We live in the age of rampant (monetary and price) inflation, more frequent economic crises, chronic deficit spending, unpayable debt, and massive financial bubbles. That’s not accidental. That’s consequential.
This fact and the many economic, social, and even cultural consequences of our fiat money system remain largely unknown to the majority of people. The US dollar became a fiat currency by deceit and not due to the merit of fiat money or by free choice.
So much so that economist Jacques Rueff titled his book The Monetary Sin of the West (1971) in reference to the Bretton Woods gold exchange standard, which was not even a full fiat money system.
What is fiat money? you may ask. Essentially, it is an inconvertible or unbacked currency usually issued by the government/central bank. Fiat money is currency of unlimited supply.
The word fiat comes from Latin and means “let it be done,” used in the sense of a government order and decree. Another key word here is inconvertible. Notice that fiat emerged from paper currency no longer being redeemable for silver and gold.
The US dollar, euro, and all national currencies today are fiat. Thus they can be easily and “endlessly” created, printed, if you prefer. In addition to that, because of fractional reserve banking, commercial banks also create large amounts of money by lending it into existence—artificial credit expansion.
A Brief Recap
For context, let me briefly describe how the Bretton Woods gold exchange system morphed into the global fiat dollar standard.
Bretton Woods is the name the allied nations, led by the United States, gave to the monetary system they designed to govern global trade after World World II because the conference took place in Bretton Woods, New Hampshire, in 1944.

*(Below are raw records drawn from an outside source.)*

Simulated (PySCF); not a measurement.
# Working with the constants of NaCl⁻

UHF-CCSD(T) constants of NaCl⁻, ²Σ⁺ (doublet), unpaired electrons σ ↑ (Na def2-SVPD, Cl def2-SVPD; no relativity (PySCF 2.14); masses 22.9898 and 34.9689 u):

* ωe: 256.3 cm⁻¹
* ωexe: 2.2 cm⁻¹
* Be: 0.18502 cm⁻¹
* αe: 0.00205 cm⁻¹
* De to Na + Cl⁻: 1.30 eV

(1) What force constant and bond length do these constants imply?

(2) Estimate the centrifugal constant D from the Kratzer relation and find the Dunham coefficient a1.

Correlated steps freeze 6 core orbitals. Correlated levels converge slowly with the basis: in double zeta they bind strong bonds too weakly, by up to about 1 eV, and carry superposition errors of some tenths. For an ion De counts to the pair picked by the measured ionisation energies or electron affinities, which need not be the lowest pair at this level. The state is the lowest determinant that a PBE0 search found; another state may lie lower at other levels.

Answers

Participating countries agreed that the US dollar would be backed by gold at a fixed exchange rate of $35 per ounce, and that, in turn, other currencies would be linked to the dollar. Hence the name “gold exchange standard” as opposed to the classical gold standard.
This is how the US dollar became the world’s reserve currency. On the promise to be the bridge, or the link, between gold and all other currencies.
Notice, however, that under this arrangement, only governments and central banks could redeem (convert) paper currency for gold. Neither citizens nor businesses were allowed to. Which is a big red flag.
Because governments are not particularly known for honesty and exercising fiscal discipline, as time passed and in order to keep financing its ever-growing spending programs, chief among them war and an expanding welfare state, the US found itself printing more dollars than it could back with gold.
Noticing this, a handful of European countries rightly began to doubt the US’s ability to keep its gold convertibility commitment in light of the increasing currency creation (monetary inflation). This led some countries, France in particular, to start redeeming their paper dollars for gold. Other countries followed suit.
As pressure to redeem mounted, the Nixon administration on August 15, 1971, unilaterally ended the dollar’s convertibility to gold—the very thing that gave the dollar stability, trustworthiness, and international acceptance. Nixon announced:
I have directed Secretary Connally to suspend temporarily the convertibility of the dollar into gold or other reserve assets, except in amounts and conditions determined to be in the interest of monetary stability and in the best interests of the United States.
In more candid words, the US government defaulted and broke its promise to exchange gold for dollars. That’s how we ended up with today’s global fiat money system—the dollar standard.
Plus the rampant monetary, financial and economic instability; tyranny; and injustice that comes with a fiat money system.
Twenty twenty-one marked the fiftieth anniversary of this “temporary” suspension and thus of the global fiat money system. And despite the worsening socioeconomic situation, given today’s prevalent economic thinking, it is hard, perhaps inconceivable, to imagine the US restoring any sort of link between the dollar and gold in the foreseeable future.
It is worth noting that the “crime of ‘71“ was simply the final blow against moral and sound money and the final step in the journey to fiat money, which, in my view, started in 1913, with the establishment of the current US central bank, the Federal Reserve System.
Today’s global fiat money system, the dollar standard, originated from government trickery and deception by self-serving politicians serving special interest groups, who colluded to bring about a full fiat money system. To the benefit of the ruling elites and in detriment to everyone else.
Now suppose the American public, back in 1971, had been well informed and aware of the insidiously destructive nature of fiat money. Would they have allowed their government to make the dollar a fiat currency?
The reality is humanity lives under a fiat money system. But as sound economics shows and history proves, fiat money is an unreliable and fallible form of money that always comes to an economically and socially destructive end.